You know those people who quote The Simpsons, because everything in The Simpsons is quotable and relates somehow to everyday life? Yeah, me neither anymore, because it's just not the same show. God help me, I MISS the days when The Simpsons was quotable, and I HATED that Simpsons-quoting guy.

Now I'm depressed. Off to watch Homer's vision quest (which by the way, helped me explain to my husband what Locke was trying to do in that one episode of Lost... "It's like in the Simpsons episode with Homer and the coyoye." "OH!!! Okay, now I get it." Oh Simpsons........)


I still tune in on a regular basis. And, #badmommy confession, my 4yr old loves the older episodes. (We don't watch new ones with her, b/c 1)past bedtime, and 2)I like to screen 'em first, lol)

Part of it is that, for me, The Simpsons is like comfort food. It's always there for me, it's usually going to elicit a few laughs, no matter how down I am....
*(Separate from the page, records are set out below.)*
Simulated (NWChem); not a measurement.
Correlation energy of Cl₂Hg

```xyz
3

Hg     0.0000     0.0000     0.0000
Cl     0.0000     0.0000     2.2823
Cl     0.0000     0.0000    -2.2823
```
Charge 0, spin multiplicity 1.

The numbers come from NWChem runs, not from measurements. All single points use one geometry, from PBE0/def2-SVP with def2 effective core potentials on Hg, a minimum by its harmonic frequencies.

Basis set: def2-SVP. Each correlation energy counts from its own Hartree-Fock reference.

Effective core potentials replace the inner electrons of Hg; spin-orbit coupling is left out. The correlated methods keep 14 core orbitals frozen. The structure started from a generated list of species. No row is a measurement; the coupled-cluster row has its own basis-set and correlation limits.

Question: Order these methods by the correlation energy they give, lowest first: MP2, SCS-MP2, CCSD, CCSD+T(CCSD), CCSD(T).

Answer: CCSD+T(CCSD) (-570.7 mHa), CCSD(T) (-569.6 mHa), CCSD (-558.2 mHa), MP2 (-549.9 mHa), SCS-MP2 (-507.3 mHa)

I'd be sad to see them go.


The Flintstones originally aired in prime time, and I'm pretty sure it was originally aimed at an adult audience. (Its original sponsor was Winston cigarettes.) Its cultural references would definitely pass over the heads of most kids at the time.

I'm old.


Let's never discuss this.


My mom wouldn't let me or my brother watch The Simpsons because the parents are dumber than the kids. She wanted to make sure we didn't ever think we were smart enough to overthrow the parental regime.


RE: The Flintstones - Yeah, but they were just a Honeymooners ripoff.